A couple of years ago, I built a Nixie clock, mostly as a project to use some B-5092A Nixie tubes I scored off of eBay for $2.50 each. The clock itself is a PIC microcontroler, fed from a 60 Hz line reference, and multiplexes the display as a 3x2 set of digits. The digits themselves are actually scanned at 600 Hz, which lets you do PWM (pulse width modulation) fades between digits. Two NE-2 neon lamps function as "flashing" colons, in the European style of "period" instead of the tacky American "colon" style.

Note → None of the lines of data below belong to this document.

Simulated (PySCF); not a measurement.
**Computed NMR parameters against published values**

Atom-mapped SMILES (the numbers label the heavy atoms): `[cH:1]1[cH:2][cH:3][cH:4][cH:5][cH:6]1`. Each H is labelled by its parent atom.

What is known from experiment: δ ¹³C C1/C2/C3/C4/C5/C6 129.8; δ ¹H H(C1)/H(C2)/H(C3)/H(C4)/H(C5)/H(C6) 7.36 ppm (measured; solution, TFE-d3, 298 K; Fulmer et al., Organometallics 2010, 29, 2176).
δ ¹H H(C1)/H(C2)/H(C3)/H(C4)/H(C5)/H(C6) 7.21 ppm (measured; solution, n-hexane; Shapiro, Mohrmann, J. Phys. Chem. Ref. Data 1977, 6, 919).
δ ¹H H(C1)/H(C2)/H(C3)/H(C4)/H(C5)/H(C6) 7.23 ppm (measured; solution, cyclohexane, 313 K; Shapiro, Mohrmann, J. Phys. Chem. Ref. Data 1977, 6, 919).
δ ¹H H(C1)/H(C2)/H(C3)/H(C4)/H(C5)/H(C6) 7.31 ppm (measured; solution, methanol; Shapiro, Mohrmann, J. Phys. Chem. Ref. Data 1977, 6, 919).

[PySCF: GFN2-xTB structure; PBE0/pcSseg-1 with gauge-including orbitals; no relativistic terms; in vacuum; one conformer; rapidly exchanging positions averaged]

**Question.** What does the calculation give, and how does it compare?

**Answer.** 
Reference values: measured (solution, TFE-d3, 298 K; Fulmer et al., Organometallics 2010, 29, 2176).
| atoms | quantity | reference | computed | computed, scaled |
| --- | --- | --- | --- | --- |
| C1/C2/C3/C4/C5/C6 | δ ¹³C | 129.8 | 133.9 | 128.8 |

I built an external crystal controlled clock board, as well, but ended up just using the zero crossing of the power lines' AC as the clock reference instead. The clock board I built divided a 3.93 Mhz crystal down to 60 Hz. I had provisions to put a simple oven on the board, but found the power line was more than adequate for what I needed as far as stability, so I abandoned that board.
The case is quarter inch acrylic, which I designed and cut out on a 50W carbon dioxide laser that I have access to. The whole thing is simply glued together, and access and components are mounted with black hex cap screws. It compliments the rest of my tube gear nicely.
I still have a batch of four GC-10B dekatron tubes that I have to do something else with...maybe a clock or some kind of peverse analog indicator... if you have an idea, let me know.